The majority opinion bases its ruling on Article 6, sec. 4 of the Louisiana Constitution of 1921; sec. 3 of Article 13 of the same Constitution, and LSA-R.S. 45:-841.

We shall discuss briefly the law in the order named. Article 6, sec. 4 of the Louisiana Constitution of 1921 grants the Louisiana Public Service Commission certain powers which are purely regulatory of the particular carrier herein involved. The Constitution does not grant to the commission power to expropriate property, and when that body confiscates property for the alleged public purposes of the three utilities named, it is done in derogation of the rights and powers imposed on that commission.

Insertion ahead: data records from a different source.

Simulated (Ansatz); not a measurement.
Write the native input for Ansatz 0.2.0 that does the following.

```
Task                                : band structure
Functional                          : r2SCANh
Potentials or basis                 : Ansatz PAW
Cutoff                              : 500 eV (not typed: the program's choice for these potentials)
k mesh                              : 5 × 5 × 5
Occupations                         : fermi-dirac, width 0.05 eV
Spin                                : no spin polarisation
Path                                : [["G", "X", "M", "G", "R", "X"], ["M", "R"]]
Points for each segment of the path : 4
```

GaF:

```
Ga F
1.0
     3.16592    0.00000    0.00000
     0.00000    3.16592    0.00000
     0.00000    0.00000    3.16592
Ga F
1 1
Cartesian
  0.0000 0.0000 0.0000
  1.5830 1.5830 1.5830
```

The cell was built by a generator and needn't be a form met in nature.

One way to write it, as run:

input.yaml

This Court passed on the powers of the commission in .the case of River & Rail *294Terminals, Inc., v. Louisiana Ry. & Nav. Co., 171 La. 223, 130 So. 337, 339, and stated:

“The Louisiana Public Service Commission is a public board, and not a part of the established judiciary system of the state. It is not a court, in any proper sense of that term. The power of eminent domain is not conferred upon the Commission, and it is powerless, by the adoption of any rule or regulation, to take away from the courts of this state their exclusive right to pass upon the question as to what constitutes public utility and public purpose in matters of expropriation.”

The next Constitutional provision is Article 13,' sec. 3, which declares:

“All railroads are hereby declared public highways, and every railroad company shall have the right, with its road, by expropriation, to intersect, connect with, or cross any other railroad, and shall receive and transport the others’ passengers, tonnage and cars, loaded or empty, without delay or discrimination.”

This article of the Constitution is not placed therein for the purpose of making the property of the railroad public as contradistinguished in the majority opinion from private property. The syllabus of the court in the case of Kansas City, S. & G. Ry. Co. v. Louisiana W. R. Co., 116 La. 178, 40 So. 627, 5 L.R.A.,N.S., 512, states:

“All railroads are declared by the Constitution to be public highways and all railroad companies to be common carriers. This declaration applies, not only to main tracks, but also to all subsidiary tracks used for the purposes of railroad traffic.”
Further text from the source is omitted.